Psychopathy can creep in all too easily in the world of journalism, as any reporter who's had an after-hours fight with some obnoxious public relations officer can attest to. (That's pretty much all of them, by the way). Seeing your name in a national newspaper on a daily basis is enough to turn even the most humble being into a fountain of narcissism. And if you think that's bad, just imagine how much appearing on national television would contribute to one's superiority complex.

Just getting into the industry in the first place is hard enough. Given an increasing number of candidates are vying for fewer and fewer positions, news organisations have little choice but to operate some form of natural selection in their recruitment. If you care about treading on someone's toes, you can be pretty damn sure some upstart hack is going to tread on yours, even if it is by accident. Evidently, we don't all end up tapping phones or harassing ordinary members of the public. That's a good thing. Civility and courteousness are qualities that are often overlooked in the reporter's arsenal, if only as means to an end of accessing newsworthy information.

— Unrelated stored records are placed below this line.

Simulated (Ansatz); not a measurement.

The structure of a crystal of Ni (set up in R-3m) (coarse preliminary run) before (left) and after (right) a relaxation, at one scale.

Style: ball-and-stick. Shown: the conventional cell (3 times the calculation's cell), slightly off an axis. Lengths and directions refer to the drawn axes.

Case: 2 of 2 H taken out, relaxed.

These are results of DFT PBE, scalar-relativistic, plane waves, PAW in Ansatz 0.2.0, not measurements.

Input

Yet, as bizarre as it sounds, a hint of psychopathy is actually a prerequisite for public purpose journalism. Hear me out, non-psychopaths, because the ability to stay detached from ones feelings - one of the defining features of psychopathy - is absolutely integral to the kind of reporting we journopaths should be doing more of. If I start empathizing with a particular case study, it's almost certain to bias my output. If I've already decided where my heart lies, I'm not open to new information which could change the factually content of a story completely. If I care about hurting someone's feelings, I'm not going to pursue their dodgy dealings as far as I should.

Frankly, you shouldn't want me holding opinions, but neither should you want me pandering to other people's. You shouldn't want me caring that I badgered some poor public official for important information. I won't lose sleep if it leads to a public interest disclosure. You need people with the drive to continue pursuing stories are in themselves disgusting, horrific or flat out sickening, even when the going gets tough, because you should be able to read the facts about them if you think they're important.

The world would be a poorer place if all journalists were nice guys. We're meant to be keeping the powerful in check, not being friendly with them. If the purpose of the free press really is to be the objective eyes and ears of the public, then we shouldn't be afraid to get our hands dirty. After all, someone needs to keep tabs on people who are even more psychopathic than we are.